Welcome to another newsletter from A Way with Words.

This past weekend we gave another airing to our episode about crossword puzzles. This is the one in which we talked about whether it should be "driver license," "drivers' license," or "driver's license," and the pronunciation of "route."

Hear it here:

http://waywordradio.org/cruciverbalists/

This week's special treat is a minicast about how to address an envelope to a married couple. If you've got modern sensibilities, it's not easy. Shouldn't we also include the woman's first name?

Listen here:

http://waywordradio.org/envelope/

We've been answering a lot more mail.

Sandy writes, "My sisters and I are in a disagreement about the proper way to say that someone has graduated from college or high school. I believe the proper way is to say 'She graduated from college' or 'She graduated from high school.' They both say 'She graduated college' and 'She graduated high school.'"

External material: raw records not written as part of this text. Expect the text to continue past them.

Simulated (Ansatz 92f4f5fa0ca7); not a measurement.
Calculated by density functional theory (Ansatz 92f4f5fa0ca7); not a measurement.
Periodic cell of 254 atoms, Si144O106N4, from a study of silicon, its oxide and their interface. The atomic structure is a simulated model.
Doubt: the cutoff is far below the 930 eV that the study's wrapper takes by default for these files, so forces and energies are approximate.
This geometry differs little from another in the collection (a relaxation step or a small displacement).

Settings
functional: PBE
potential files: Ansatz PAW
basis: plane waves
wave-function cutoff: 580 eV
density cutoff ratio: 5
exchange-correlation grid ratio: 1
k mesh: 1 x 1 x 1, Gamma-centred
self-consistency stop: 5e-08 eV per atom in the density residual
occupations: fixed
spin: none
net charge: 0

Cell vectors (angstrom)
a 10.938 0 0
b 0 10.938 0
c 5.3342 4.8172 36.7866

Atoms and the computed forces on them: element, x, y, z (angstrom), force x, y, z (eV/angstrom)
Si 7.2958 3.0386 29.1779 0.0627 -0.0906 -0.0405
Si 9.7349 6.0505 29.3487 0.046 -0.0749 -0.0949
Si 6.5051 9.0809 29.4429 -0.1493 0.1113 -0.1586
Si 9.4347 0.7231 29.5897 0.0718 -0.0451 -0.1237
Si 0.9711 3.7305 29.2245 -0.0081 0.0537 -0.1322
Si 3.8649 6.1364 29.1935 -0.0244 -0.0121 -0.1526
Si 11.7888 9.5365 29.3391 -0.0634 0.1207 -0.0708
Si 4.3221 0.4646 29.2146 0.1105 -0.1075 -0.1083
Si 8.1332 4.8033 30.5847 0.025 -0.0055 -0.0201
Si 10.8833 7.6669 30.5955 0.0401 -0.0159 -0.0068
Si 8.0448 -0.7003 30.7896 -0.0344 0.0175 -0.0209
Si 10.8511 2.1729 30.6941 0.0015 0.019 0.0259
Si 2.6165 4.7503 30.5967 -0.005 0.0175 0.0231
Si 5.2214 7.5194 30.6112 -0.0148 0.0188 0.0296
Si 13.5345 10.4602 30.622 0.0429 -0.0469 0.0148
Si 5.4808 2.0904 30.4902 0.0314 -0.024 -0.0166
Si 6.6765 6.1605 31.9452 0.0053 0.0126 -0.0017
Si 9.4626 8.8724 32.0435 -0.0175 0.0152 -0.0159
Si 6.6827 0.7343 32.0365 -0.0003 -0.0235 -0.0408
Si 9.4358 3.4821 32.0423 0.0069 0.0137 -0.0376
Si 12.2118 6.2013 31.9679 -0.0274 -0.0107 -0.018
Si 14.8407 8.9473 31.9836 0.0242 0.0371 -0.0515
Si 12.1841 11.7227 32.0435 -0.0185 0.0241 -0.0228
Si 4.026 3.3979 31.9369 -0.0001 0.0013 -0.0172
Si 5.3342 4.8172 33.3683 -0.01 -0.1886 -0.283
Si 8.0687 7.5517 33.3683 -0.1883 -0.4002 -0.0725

Sandy, in formal situations (such as in a public speech or a business email), the best form is "she graduated from college."

In informal speech (such as between friends, in grocery store chit-chat, or in an email to family) it is also fine to say "she graduated college" without the preposition.

Some people might say that one should only ever say "she *was* graduated from college." However, even the most conservative style guides pooh-pooh that transitive usage as outdated. It it best (and perhaps should only be) used in hyper-formal situations, such as speaking before the Nobel committee or in an obituary.

Ten-year-old Trenton from Wisconsin writes to ask what "whip my weight in wimps" means. We suppose there's some slang in there that might be a bit confusing.

"Whip" in this expression means "to beat or overcome someone in a physical fight." A wimp, of course, is a person with no athletic ability or muscle strength.

The phrase as a whole is a variation on the long-standing Americanism to describe a man who was so tough he could "whip his weight in wild cats," which dates to at least as early as 1845.

Using "wimps" instead of "wild cats" kind of turns the expression on its head, though, so someone who is said to be able to "whip his weight in wimps" isn't really that much of a fighter, is he?

Sarah in San Diego says, "I am writing about a phrase my dad used to say. When it was time for us to leave somewhere he would say 'Trunks and Tails!' I'm guessing it has something to do with elephants lining up holding the tail of the elephant in front of them with their trunk. Unfortunately my dad has passed away so I can't ask him but I would love to know where the phrase came from."

Yes, that's exactly it, Sarah. It brings to mind the circus parade, doesn't?

Though we suppose "trunks and tails" could also describe an intrepid traveler's suitcase: it contains clothing appropriate for swimming, a black-tie dinner, and everything in between.